"An Interesting Early History of Decatur County"

by Mrs. O.N. Kellogg
 
Chapter Nineteen

MORE OF THE EARLY SETTLERS-1,000 ACRE FARM-IMPROVEMENTS
 
Mr. Woodmansee built the first water mill in the county in 1854 on Thompson Fork of Grand River. William Davis the same year built a saw and grist mill on the same stream. John Clark came at quite an early day and settled in the south part of the county. He is a man of enterprise and has been eminently successful. His position as Present of the National Bank of Leon suggest this but he is still actively engaged upon improvements that are public as well as private benefit. He has lately built a woolen factory and grist mill at Davis City-the buildings brick, the foundation of stone-so arranged that it can be operated by steam or water power, costing $25,000.

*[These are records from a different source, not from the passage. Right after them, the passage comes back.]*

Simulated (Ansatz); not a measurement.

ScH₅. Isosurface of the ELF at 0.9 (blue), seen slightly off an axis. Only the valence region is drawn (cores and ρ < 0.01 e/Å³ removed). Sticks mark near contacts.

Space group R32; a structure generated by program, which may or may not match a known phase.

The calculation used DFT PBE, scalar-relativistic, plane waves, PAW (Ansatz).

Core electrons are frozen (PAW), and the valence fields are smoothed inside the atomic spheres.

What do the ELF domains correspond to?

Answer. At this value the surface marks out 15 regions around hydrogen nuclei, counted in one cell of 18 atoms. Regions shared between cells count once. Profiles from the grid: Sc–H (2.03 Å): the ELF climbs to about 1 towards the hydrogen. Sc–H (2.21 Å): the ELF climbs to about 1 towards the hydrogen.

Maley McDonald was brought up near Columbus, Ohio. He is an old resident of the county, having settled here in 1854. He entered one thousand and eighty acres of land where he now lives, all but forty acres of it being in a body and comprising as beautiful a tract of farm land as can be found on our fertile prairies. One thousand acres is now enclosed in one field, all of which is in cultivation, four hundred acres having been leased out to parties for from three to five years, whose time is beginning to expire. One man having a lease of eighty acres, whose time would expire this year, sold out for a hundred and ninety dollars. Taking this as a basis, the yearly rental of the whole farm would be nearly two thousand dollars. There are four miles of hedge started on the farm and it seems the time is not far distant when this beautiful farm will be enclosed by a living fence. When he settled here there were but three or four other families in the township, one of whom is the old man Springer.

The township is now pretty well settled. There is a good school house on the farm, one mile from McDonald's residence. His post office address is Tuskeego, which is less than a mile of his house. Prior to the establishment of this office, which was done in 1873, he had to go ten miles for his mail. What a change has taken place in the last twenty years in the neighborhood of his home, to which he had contributed so largely. He is 53 years old and is a sprightly, energetic man, of genial manners.

He is a man of capital and has invested largely in the Leon Bank of which he is a Director. When he came there the settlement was in the timber. Among the earliest settlers in this vicinity were Reuben and Benjamin Hatfield, George Wood, Stephen Leveridge, Wyllys Dickinson, Old Squire Pitman, George McDaniel, Mr. Wilcox, George Ekton and Wm. Snooks. The latter, if we mistake not, laid out the town of Pleasanton, formerly called Pleasant Plains. The latter expressed the character of the plains or prairie upon which it is situated and is modest praise. A lovelier stretch of prairie than that, relieved on either side by dark lines of timber on Little River and Grand River, the eye need not desire. The same prairie runs twenty miles south and in Missouri is called Goshen Prairie. The town seems to have been laid out with taste and regularity, and its inhabitants have had noble aspirations, not the least of which was the founding of a college. Misfortune, however, attended that enterprise as the building, of brick and three stories high, fell during a severe storm and never was completed. This was in 1862. Worst of all misfortunes, intemperance, has brooded over the place like a foul spirit of evil to destroy it.

Allen W. Daly came to this county in the Autumn of 1854 and settled in Eden Township. He has a good farm, well improved, well watered, with the excellent timber attached to his prairie, has a comfortable beautiful residence, and a fine large family of sons and daughters about him; his wife looking about as young and blooming as the young folks themselves though she is the mother of them. Mr. Daly is a local preacher in the Methodist connection and has labored faithfully and with good success in several different localities within the county. Eden Class, with which he is connected, has preaching in the brick building school house near him, on Pleasanton circuit. Bethel church, near by, Baptist, a brick building, though not imposing in appearance upon a near view, is so situated that it can be seen eight or more miles on the Davis City, New Buda and Pleasanton road.

William Loving moved to Hamilton Township, January 19, 1855. He had visited the county and bought land a year previously. His location on Goshen Prairie was partly in Iowa and partly in Missouri, an excellent farm of 800 acres. His quarter section of timberland belonging to a strip where the old and the new surveys of the State Line failed to connect, the land could only be bought by pre-emption, and he moved his family on it and went through the forms required of pre-emption. He and his wife are Virginians-the latter a distant relative of General Lee. They have been substantial supporters of all good enterprises and contributed largely to the prosperity of that part of the county. The Methodist church of which they are members was organized in 1854.